It may now, and must now be said that after 234 years, our Supreme Court has finally, at long last, made it unequivocal and explicit that our right to keep and bear arms for personal defense is a fundamental, unalienable right protected by the 2nd Amendment and applicable to the States through the Due Process Clause of the 14th Amendment.
The ruling in McDonald v. Chicago is an enormous victory for liberty and security, although a slightly qualified one. Justice Alito, writing for the Court, says:
“In Heller, we held that the Second Amendment protects the right to possess a handgun in the home for the purpose of self-defense. Unless considerations of stare decisis counsel otherwise, a provision of the Bill of Rights that protects a right that is fundamental from an American perspective applies equally to the Federal Government and the States. We therefore hold that the Due Process Clause of the Fourteenth Amendment incorporates the Second Amendment right recognized in Heller.”
This is an unparalleled victory for gun rights! Beyond the immediate effect, because the RKBA is now firmly a fundamental right, ALL REGULATIONS that infringe upon that right are subject to the “strict scrutiny” standard of review, rather than a lesser “rational basis” review. What this means in the practical sense is that many thousands of gun laws may now be challenged to see if they meet this test:
Can the government demonstrate that it has a compelling need to impose the regulation?
Is the regulation narrowly tailored to achieve only the legitimate governmental objective?
Does the regulation represent the least possible intrusion on the fundamental right implicated?
Many gun laws will meet this standard, including keeping guns out of the hands of criminals and insane persons, but many more will not meet this high bar, and that will change the complexion of gun ownership completely in many states, particularly in the East and Midwest, and of course California.
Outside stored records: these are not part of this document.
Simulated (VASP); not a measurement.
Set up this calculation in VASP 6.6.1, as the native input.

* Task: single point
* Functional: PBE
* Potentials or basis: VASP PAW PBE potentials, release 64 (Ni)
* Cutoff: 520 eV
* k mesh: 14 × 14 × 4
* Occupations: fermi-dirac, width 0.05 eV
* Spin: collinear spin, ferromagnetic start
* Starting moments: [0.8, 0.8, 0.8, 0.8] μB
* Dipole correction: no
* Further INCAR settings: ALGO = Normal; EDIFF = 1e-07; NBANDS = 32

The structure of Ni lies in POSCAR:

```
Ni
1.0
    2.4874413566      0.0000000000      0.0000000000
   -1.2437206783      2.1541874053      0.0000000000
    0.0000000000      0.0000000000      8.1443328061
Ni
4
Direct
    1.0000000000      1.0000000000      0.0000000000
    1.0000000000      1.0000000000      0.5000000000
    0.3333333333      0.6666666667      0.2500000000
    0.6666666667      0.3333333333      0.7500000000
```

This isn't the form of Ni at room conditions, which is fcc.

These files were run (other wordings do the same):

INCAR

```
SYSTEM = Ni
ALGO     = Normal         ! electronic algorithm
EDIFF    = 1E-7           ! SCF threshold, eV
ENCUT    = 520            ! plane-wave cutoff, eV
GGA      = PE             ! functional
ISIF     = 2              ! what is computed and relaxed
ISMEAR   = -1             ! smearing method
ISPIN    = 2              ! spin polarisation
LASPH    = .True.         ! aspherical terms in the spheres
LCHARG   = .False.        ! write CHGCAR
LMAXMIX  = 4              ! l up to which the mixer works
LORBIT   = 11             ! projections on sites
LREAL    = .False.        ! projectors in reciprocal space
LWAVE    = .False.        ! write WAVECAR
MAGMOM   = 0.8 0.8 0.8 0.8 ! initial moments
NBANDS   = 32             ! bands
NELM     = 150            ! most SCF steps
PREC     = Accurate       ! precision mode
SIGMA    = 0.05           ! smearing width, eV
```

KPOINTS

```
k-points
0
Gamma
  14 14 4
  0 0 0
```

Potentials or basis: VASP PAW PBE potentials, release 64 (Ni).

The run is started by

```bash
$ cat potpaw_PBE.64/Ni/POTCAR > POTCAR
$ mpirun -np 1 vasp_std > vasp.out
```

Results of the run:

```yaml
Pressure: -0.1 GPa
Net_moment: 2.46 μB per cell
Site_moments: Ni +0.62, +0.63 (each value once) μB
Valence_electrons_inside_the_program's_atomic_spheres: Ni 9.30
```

But, a caveat: The Court explicitly recognized that reasonable restrictions are both possible, and in a couple of cases, such as keeping guns out of schools, implicitly desirable. Furthermore, according to the hysterical pronouncements of Mayors Daley and Bloomberg, we can expect repeated attempts to burden gun ownership such as those put in place by the District of Columbia after the Heller decision. Daley is talking about all manner of obstructive bureaucracy and huge insurance policies, among other plots to suborn the will of the People and the dictates of the Court.
But again, the good news is that whatever he tries can now be challenged under federal civil rights laws, and most importantly, actions by state agents that interfere with the RKBA are now CIVIL RIGHTS VIOLATIONS that may be prosecuted under 42 USC 1983. This is an enormous boost to gun owners against overzealous cops and legislators.
Hooray for the Constitution! Today is a day to be remembered in our history books!
FWIW here’s my take on the subject:
The 14th Amendment “incorporation doctrine” is LEGAL QUACKERY perpetrated by the corrupt judges and executive officers of the government!
The original language of the Constitution clearly indicates the framers intent that restrictions on infringing the people’s rights applied against all levels of governments!
Art IV, states, “Full faith and credit shall be given in each State to the public Acts, Records and judicial Proceedings of every other State.” AND, “The citizens of each State shall be entitled to all Privileges and Immunities of Citizens in the several States.”.
Art VI states, “This Constitution…shall be the Supreme Law of the land; and the Judges in every State shall be bound thereby, any Thing in the Constitution or Laws of any State to the Contrary notwithstanding.”, and further states, “…Senators and Representatives…and all executive and judicial Officers, both of the U.S. and of the several States, shall be bound by Oath or Affirmation, to support this Constitution;…”
I’m no lawyer but I am a College Graduate and that language is quite plain and clear to me. It’s just another example of government’s corruption and violations of their authority.
The framers of the US Constitution absolutely intended the Judges – whether Federal, State or Municipal Magistrates – to uphold the US Constitution as the “Supreme Law of the Land.” That one statement shoots holes all in the so-called “Incorporation Doctrine.”
Do the judges really believe the framers were referring to the District of Columbia as “the Land”? Give me a break!
What this means is that if an American citizen is brought before ANY Judge/Magistrate charged with violating a law which “any reasonable person would believe violated any provision of the US Constitution”, the judge is constitutionally obligated to dismiss the charges and free the defendant immediately. An example might be an American charged with “unlawfully possessing a firearm.”
The framers did NOT intend that Americans would be harassed for exercising their rights by having to hire expensive, and mostly incompetent, lawyers to defend them against unconstitutional laws for years and years only to get to the SCOTUS and have them deny hearing the matter. Local judges were intended to be the “line of defense” between an overreaching government and its victims – “the people”.
The corrupt judiciary and “lawmakers” are tyrants and all deserve a tyrant’s due.